Succession rules governing the devolution of an individual’s estate where that individual owns property in more than one country can be very complex. The rules may become even more complicated where the individual in question has multiple nationalities and/or lives in a further, different, jurisdiction at the time of their death.

The complexity of the succession rules in these circumstances is caused by the private international laws (PIL) in play in the various jurisdictions where the individual owns property and with which that individual is connected. These laws can differ quite substantially. For example, in England, our PIL for succession matters looks both to the law of where an individual is domiciled, meaning the place they consider to be their true home, and to the law of where the assets are located. The distribution of moveable property on death (such as money held in bank accounts, personal effects etc) is determined by the law of the owner's domicile but for immoveable property (namely, real estate) it is determined by the law of the location of the property. However, in some countries, it is the law of the nationality of the individual that applies while in others it is the law of the jurisdiction where the individual is resident.
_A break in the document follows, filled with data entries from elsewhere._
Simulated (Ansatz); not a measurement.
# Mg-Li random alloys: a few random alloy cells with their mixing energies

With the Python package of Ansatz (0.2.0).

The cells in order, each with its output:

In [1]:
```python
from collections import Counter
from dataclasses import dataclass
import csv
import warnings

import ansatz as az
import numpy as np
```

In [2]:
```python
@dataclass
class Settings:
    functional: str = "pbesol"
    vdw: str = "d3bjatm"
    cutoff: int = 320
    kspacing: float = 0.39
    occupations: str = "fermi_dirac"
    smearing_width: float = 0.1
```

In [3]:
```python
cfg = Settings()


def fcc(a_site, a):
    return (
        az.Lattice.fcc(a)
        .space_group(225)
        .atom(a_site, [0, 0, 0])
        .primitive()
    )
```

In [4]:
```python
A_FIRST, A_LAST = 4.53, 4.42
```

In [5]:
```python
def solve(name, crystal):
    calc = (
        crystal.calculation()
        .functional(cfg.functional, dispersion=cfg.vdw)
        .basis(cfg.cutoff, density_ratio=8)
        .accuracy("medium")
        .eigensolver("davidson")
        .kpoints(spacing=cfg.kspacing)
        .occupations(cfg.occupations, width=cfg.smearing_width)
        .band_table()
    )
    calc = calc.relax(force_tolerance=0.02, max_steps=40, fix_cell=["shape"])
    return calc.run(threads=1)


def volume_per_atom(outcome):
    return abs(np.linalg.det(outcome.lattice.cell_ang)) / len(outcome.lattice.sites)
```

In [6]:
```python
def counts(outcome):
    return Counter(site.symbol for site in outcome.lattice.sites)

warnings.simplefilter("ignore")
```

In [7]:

The European Commission sought to simplify matters in this circumstance by harmonising the rules regarding succession within the EU through EU Regulation No 650/2012. This regulation is commonly known as ‘Brussels IV’. As reported in our private client update in October 2013, Brussels IV came into force on 17 August 2012 but it was not until 17 August this year that the provisions of Brussels IV came into effect.

The UK (as well as Ireland and Denmark) has not signed up to Brussels IV but the rest of the EU has (each being a ‘Brussels IV member state’). However, Brussels IV will still be relevant for UK nationals and individuals living in the UK where the individual in question:

  • owns property in a Brussels IV member state;
  • is a national of a Brussels IV member state; or
  • is resident in a Brussels IV member state.

If any of the above applies, the testamentary arrangements of the affected individual should be reviewed as a matter of urgency to ensure that those arrangements:

  • when put in place prior to Brussels IV coming into effect will not now give rise to unintended results; and
  • make the most of Brussels IV (for example, it may be possible for an affected individual now to have only one will governing the devolution of their worldwide estate, as opposed to multiple wills, thereby achieving the simplification intended by the European Commission).

It is, however, important to note that as this is new legislation and of wide application there is still uncertainty about some of the provisions of Brussels IV, not least the classification of the UK (and other non-signatories) as ‘third party states’ as opposed to Brussels IV member states, which will likely only be resolved with case law in the years to come.